Reproducibility, Julia, and Renku

Reproducibility should be a central consideration for data science processes, but it requires some support to achieve. In this talk, we present the Renku reproducibility platform and how to take advantage of it from Julia focusing two examples: 1. Using Renku to build reproducible workflows in Julia and 2. Facilitating the teaching of Julia-based courses with Renku.

Doing data science effectively means working reproducibly. Although commitment to reproducibility as an ideal is non-controversial, in practice, it can be challenging to achieve. Many know this from their own experience, and the disconnect between ideal and reality has been well documented in recent years (see the Fall 2020 issue of the Harvard Data Science Review for just one recent example).

Renku is open-source software being developed at the Swiss Data Science Center as a solution for making reproducible data science easier to achieve. It builds upon established software such as git, Docker, and Kubernetes to provide tools necessary to work reproducibly, while offering the flexibility to support a variety of use cases and users working in any language they choose, including Python, R, and, of course, Julia.

In this presentation, we will explain the architecture of the Renku platform and show how it can interact with Julia tools, in particular the Pkg package manager, to provide scaffolding for portable, reproducible Julia projects. Once we have a project set up, we will work through an example of building a reproducible workflow in Julia using Renku.
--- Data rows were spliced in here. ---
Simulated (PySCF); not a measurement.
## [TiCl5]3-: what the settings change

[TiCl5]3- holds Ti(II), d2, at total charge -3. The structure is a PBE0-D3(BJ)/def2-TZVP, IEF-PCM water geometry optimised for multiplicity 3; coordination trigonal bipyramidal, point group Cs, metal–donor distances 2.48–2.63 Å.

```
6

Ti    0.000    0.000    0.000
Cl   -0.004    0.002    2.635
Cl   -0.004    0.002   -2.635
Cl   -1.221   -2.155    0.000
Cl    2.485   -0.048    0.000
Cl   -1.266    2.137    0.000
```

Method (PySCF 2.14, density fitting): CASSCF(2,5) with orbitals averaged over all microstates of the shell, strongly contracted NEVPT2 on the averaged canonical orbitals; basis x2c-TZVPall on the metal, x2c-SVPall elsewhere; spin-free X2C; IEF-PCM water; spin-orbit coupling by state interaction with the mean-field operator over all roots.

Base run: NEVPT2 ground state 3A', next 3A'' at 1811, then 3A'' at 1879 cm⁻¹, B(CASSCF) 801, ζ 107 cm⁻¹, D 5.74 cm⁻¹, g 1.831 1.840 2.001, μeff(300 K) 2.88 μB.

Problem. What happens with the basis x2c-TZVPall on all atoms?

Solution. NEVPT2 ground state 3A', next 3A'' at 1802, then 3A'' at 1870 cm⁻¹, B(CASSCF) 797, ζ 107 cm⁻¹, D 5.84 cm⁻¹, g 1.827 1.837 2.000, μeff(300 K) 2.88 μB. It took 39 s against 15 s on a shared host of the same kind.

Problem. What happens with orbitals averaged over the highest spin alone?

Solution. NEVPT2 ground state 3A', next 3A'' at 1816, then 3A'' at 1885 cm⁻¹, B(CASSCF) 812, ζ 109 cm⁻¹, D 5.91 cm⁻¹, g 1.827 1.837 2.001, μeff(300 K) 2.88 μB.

The same tools that support an individual working reproducibly can be used to solve some of the hurdles that are encountered teaching a class to many students. As an example, we will present a set-up that could be used for teaching a class with Julia and provide a comparison of Renku vs. alternatives like Binder for this purpose.

We will conclude by looking at some more advanced topics for customizing a Julia-based environment for reproducibility by combining Renku with tools like VSCode, Dr.Watson, or Pluto.jl.